Can I have a love relationship with you Lord? My only and true first love you are but my love for you at times seems to be misdirected....all the while I know your passion for me grows deeper.
I heard someone say that you never forget your first love....but how is it that our hearts can still be turned aside from you Lord? You HAVE singed my conscience and tattooed my mind. I mean you are all that I talk about and all that I think about but I desire that my heart be captured all over again. Remember? Like the first time. I honestly want, no, need you to ooze from every pour and be knit in every fiber of my being.
My soul thirsts for you in a dry and weary land where no water is.

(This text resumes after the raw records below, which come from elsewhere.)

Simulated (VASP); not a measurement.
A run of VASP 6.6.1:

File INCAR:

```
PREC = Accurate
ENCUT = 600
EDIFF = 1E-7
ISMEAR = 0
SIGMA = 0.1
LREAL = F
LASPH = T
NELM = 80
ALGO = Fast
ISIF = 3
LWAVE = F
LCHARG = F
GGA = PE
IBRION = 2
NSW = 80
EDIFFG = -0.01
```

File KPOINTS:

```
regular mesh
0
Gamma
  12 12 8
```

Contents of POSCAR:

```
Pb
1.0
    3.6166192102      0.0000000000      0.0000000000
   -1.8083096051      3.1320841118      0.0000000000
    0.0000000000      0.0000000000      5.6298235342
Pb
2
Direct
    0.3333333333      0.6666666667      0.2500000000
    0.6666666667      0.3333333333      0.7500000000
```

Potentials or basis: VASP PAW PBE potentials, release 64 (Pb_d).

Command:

Lord there is no water here. There is no water in this well. I feel as though I have run dry. So what else is there to do but to redig the wells and search for more water? Lord I am searching, longing for a word from you that will spark what was once in me but I haven't found it yet. So my search continues....but Lord I am getting weary. I try and do what I think is right but still I am not fulfilled. I read (your Word), I pray, I read books and blogs and listen to sermons about getting closer Lord closer...because after all you said that if I draw nigh unto you that you would draw nigh unto me? You said that right? So..WHERE ARE YOU? WHY DO I FEEL LIKE I HAVE NO CONFIDENCE IN THIS WALK? WHY DO I QUESTION EVERYTHING THAT I SEE NOW LORD? WHY? Don't get me wrong, I have never doubted you nor your Word...NEVER. As a matter of fact that seems to be my only source of real life but Lord I know there is something I am missing Lord...so what am I missing? The Spirit of God lives in me (check), I am pursuing holiness in my everyday life (check), I am trusting you the best way I know how but there is something about you or about this walk or whatever that just seems to escape me...
It seems that I have complicated a relationship that used to be so simple, so pure. My self consciousness has distanced you some so I go through the motions so that people won't know how I struggle with you at times. They don't know when I go to talk with you I don't have many words but a grieving heart that remembers the conversations we used to have. I used to be confident in our relationship...but now...my devotions have failed me. I have begun to feel the weight of a chore. Almost like a HAVE to and not a WANT to. But here is the thing...YOU HAVE NOT CHANGED! YOU HAVE NOT MOVED ON ME! YOU WERE THE SAME GOD THAT I MET WHEN I WAS TWELVE YEARS OLD. THE SAME GOD THE FORGAVE ME EVEN WHEN I KNOW I WASN'T DOING RIGHT BY YOU. YOU NEVER STOPPED LOVING ME AND DRAWING ME TO YOU EVEN WHEN I WAS A FORNICATOR, A DRUNKARD, A LIAR, A MANIPULATOR...A MISFIT. But now Lord...now that I am not any of those things anymore it seems as though I have lost a hold of our fellowship and our time together. Why do I shy away?
I hear you say, even now, that I cannot be righteous apart from Christ. That my righteousness is in Christ..so as I try to be what I have been made through Christ apart from Christ I will always feel the weight of a chore. I have not come to place a burden on you but that you might be free to live for me...to live in me.
Okay Lord so I ask that you free me...TODAY...of my chore and grant to me your pleasure in prayer and in reading your Word and even in fellowship with others(which has unfortunately become the biggest burden to me). Let none of these take place in my life as an obligation but as a joy. CONSISTENTLY. Teach me again how to pray as your Spirit guides and tutor me in your Word Lord and show me how to appreciate and love others as brothers and sisters and not as strangers. I'll live in you....I want to live in you. Just show me how Lord...
With ALL sincerety and out of a pure (yet broken) heart,
i love U i love U i love U i love U i love U i love U i love U.............little i loves big U.